Thu Jan 5, 2012, 02:12 PM
Jan 2012

my family was wiped out in the last crash. at least they had a house to live in and later sell.

TwilightGardener

(46,416 posts)
2. LOL, listen to the Forbes asshole try to convince me that owning my own home
Thu Jan 5, 2012, 02:14 PM
Jan 2012

is draining away my time! My ENERGY! Less money for big screen teevees and less time for "Jersey Shore" (or whatever it is the rabble like to do)! It's "illiquid", I'll never be able to sell it, I'll be stuck with this behemoth forevah, or until the bank takes it from me! Sorry, chump--maybe it's that way for some folks, but I plan on taking full ownership of this little building on this little piece of ground in about 20 years, you can suck it.

klook

(12,152 posts)
4. So when you're old and barely scraping by
Thu Jan 5, 2012, 02:35 PM
Jan 2012

on a fixed income, and the landlord raises the rent another $300, be sure to congratulate yourself on your wise decision to avoid the TRAP of home ownership!

FLSurfer

(431 posts)
5. "Renters who invested in stocks and bonds instead of home equity....."
Thu Jan 5, 2012, 04:56 PM
Jan 2012

I don\'t really get this last line. If I don\'t make a mortgage payment, I\'ll invest in rent.
Where does the money to invest in stocks and/or bonds come from?
Saving from difference in rent and martgage payments?
In my case that would be a negative balance, as my mortgage is cheap in comparison to local rents.

Javaman

(62,504 posts)
6. Actually, the evolving "american dream"...
Thu Jan 5, 2012, 05:07 PM
Jan 2012

most of the time, it's based on the various financial needs of the nation and how best the people can fill that need by buying products

The current brand of propaganda being forced upon us is still the same old song of the post WWII era.

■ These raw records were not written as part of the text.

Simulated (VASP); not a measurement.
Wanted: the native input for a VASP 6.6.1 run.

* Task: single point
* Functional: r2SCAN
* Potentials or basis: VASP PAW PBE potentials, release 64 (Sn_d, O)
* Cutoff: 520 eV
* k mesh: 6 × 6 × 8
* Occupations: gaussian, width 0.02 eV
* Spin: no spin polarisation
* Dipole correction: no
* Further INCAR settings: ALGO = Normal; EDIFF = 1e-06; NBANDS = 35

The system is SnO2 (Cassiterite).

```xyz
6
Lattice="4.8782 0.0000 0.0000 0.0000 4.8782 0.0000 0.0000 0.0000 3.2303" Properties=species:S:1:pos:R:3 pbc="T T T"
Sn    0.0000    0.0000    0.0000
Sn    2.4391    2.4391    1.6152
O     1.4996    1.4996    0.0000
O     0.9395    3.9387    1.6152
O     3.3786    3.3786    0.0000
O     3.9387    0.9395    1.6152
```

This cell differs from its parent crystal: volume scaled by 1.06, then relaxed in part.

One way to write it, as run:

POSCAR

In this case, the US economy has a lot to win if the housing industry does well. So therefore, promote the home ownership thing as part of the American Dream.

Owning a new car is part of the American Dream.

Notice if you will, anytime the idea of the American Dream is trotted out, it's always attached to some sort of product or consumerism.

Prior to WWII, the concept of the American Dream was vastly differenet. It was more a philosphical concept of freedom of speach, freedom to live ones life, etc.

The idea and concept of what the American Dream is and will become is really all about whose in charge and very far from what the people of this nation actually want.